Swanson: Injured Chargers kicker Dustin Hopkins saves the day

INGLEWOOD — Dustin Hopkins didn’t care.

Twenty yards. Fifty-five yards. What difference did it make?

It was going to hurt either way. And either way, it was going to go through the uprights – at least that’s how it looked Monday when the Chargers’ veteran place-kicker fought through an ailing right hamstring to connect on all four of his field-goal attempts.

He hit from 37, 31, 35 and, finally, 39 yards for the win.

After each big swing, he grimaced and buckled and fell to the ground … only to get up and do it again. And again. And again. Until he gave the home team a 19-16 overtime victory at SoFi Stadium.

“It was like, ‘Well, give it a rip,’ and that was it,” Hopkins said during his walk-off interview on ABC, when he credited the Chargers’ offense for sticking with it and allowing him the opportunity to stick it.

“Even when things weren’t going perfect for them, to march down the field and not lose hope and confidence, it says a lot about our team.”

The Chargers, he said, know they’re “super-talented,” but, he cautioned, “that doesn’t get anything in the NFL unless you put it together. So to be gritty and hopefully find it in the weeks to come, it could be really good for us.”

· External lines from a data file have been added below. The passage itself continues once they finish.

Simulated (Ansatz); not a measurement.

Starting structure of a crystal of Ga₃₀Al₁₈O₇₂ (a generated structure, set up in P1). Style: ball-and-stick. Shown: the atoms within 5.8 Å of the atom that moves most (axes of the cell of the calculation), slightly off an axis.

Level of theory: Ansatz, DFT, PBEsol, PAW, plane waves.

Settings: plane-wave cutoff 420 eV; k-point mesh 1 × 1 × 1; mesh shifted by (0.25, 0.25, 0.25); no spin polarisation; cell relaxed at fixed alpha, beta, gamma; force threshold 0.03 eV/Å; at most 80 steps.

On Monday, he was the grit he wants to see in his team.

Chargers quarterback Justin Herbert did Hopkins a favor when he slung one last pass to Mike Williams, trimming 9 yards from the distance oF Hopkins’ final kick.

Moments later, after Hopkins’ teammates had peeled him off the turf, he was crowd surfing in their arms, the hero because he – the injured kicker – proved the only reliable tool in either team’s offensive kit.

Otherwise, and not unexpectedly, the defenses dominated.

Denver entered Monday’s matchup with the top-ranked pass defense. The Broncos also came in averaging a league-low 15 points per game.

They outdid themselves Monday by one point thanks to a first quarter that made you wonder whether the reports of Russell Wilson’s demise were premature. The embattled quarterback, who underwent a platelet-rich plasma injection 10 days ago, according to ESPN, connected on all 10 of his pass attempts in a first quarter when Denver took a 10-0 lead.

After that, the Broncos scored only six more points and Wilson went 5 for 18.

The Chargers did their guests the courtesy of slowing down, too. Behind a banged-up offensive line, Herbert finished without a touchdown for the first time in 27 games and having completed just 37 for 57 for 238 yards – including only three of his seven attempts for 20 yards in overtime.

That left it up to Hopkins, the 6-foot-2 former Florida State kicker who in 2010 connected on a 55-yarder with three seconds left to beat Clemson, whose 145 consecutive extra-point attempts was the sixth-longest streak in NCAA history, and who left college as the all-time Division I record holder for points by a kicker (448).

Now 32 and in his ninth NFL season, Hopkins has accounted for 790 professional points in his time with Washington and the Chargers – who signed him to a three-year, $9 million deal earlier this year after he connected on 18 of his 20 attempts with the team last season.

It was a wise investment.

Coach Brandon Staley said after Monday’s skin-of-their-teeth victory that Hopkins – who missed the Chargers’ 30-28 victory in Cleveland on Oct. 9 with a quadriceps injury – was suffering a cramp or strain in that hammy, something that “just didn’t feel right.”

Hopkins said he felt something pop on his first extra-point attempt following Austin Ekeler’s 6-yard touchdown run with 9:09 to go in the second quarter.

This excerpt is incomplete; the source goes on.